This device, based on a Raspberry Pi and created by analyst Dan Petro, floods any Chromecast in the area with disconnect requests and then begins playing Rick Astely's 'Never Gonna Give You Up'. You can see it in action in the video above.

Petro goes into more detail about how he created this device in this video. It's unclear how or if the vulnerability might get patched, but in the meantime, it's an entertaining way to mess with your friends. Fortunately, this device still requires that you be within Wi-Fi range of the target Chromecast so, much like the notorious TV-B-Gone, it's malicious powers are limited largely to pranks and annoyances.

Bishop Fox [YouTube via Engadget]


Comments

    it needs to not display the video information in the top left before the video plays,, otherwise the surprise of the drum roll is just meaningless.

      I would argue that it needs to not have the work 'Rickmote' on the screen. If there was ever a word to be suspicious of it's that one..

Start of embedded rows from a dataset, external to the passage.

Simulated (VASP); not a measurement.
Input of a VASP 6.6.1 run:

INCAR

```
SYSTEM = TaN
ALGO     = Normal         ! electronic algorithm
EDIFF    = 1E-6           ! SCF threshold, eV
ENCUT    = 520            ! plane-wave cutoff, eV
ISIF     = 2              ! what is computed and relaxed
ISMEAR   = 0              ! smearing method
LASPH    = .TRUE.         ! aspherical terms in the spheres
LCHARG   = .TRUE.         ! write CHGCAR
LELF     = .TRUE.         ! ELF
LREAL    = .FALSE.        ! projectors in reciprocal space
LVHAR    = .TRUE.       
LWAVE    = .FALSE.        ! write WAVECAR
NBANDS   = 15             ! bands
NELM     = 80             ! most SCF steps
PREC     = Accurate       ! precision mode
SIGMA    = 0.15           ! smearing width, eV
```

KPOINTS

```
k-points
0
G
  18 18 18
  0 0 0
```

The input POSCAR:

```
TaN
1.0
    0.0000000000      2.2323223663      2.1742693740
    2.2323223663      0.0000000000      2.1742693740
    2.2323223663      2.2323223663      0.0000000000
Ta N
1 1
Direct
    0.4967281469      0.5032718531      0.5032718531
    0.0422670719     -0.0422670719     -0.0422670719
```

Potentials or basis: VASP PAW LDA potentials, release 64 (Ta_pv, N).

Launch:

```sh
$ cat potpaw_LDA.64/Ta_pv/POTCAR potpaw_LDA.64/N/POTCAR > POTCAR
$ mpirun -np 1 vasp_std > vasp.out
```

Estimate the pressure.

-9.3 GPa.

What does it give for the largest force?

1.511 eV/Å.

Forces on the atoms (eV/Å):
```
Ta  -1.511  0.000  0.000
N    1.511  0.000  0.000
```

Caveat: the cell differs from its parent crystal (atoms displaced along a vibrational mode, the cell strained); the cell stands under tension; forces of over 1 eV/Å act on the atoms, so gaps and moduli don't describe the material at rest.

    It's easier to just rename the rick roll video to TV series titles and wait till they go to play the next episode.
    Game.Of.Thrones.S01e01.avi
    Game.Of.Thrones.S01e02.avi <- Rick!

    From what I could see, it's not a vulnerability. It would be if you were able to control devices on networks other than your own, but the Chromecast was designed to be controllable by anyone on your local network, which is why I can play a video then my wife can take over and play one without needing me to press buttons on my tablet.

    An update announced at Google I/O 2014 is supposed to bring more security (because you won't need to join a network to control a Chromecast like before) so that may fix that.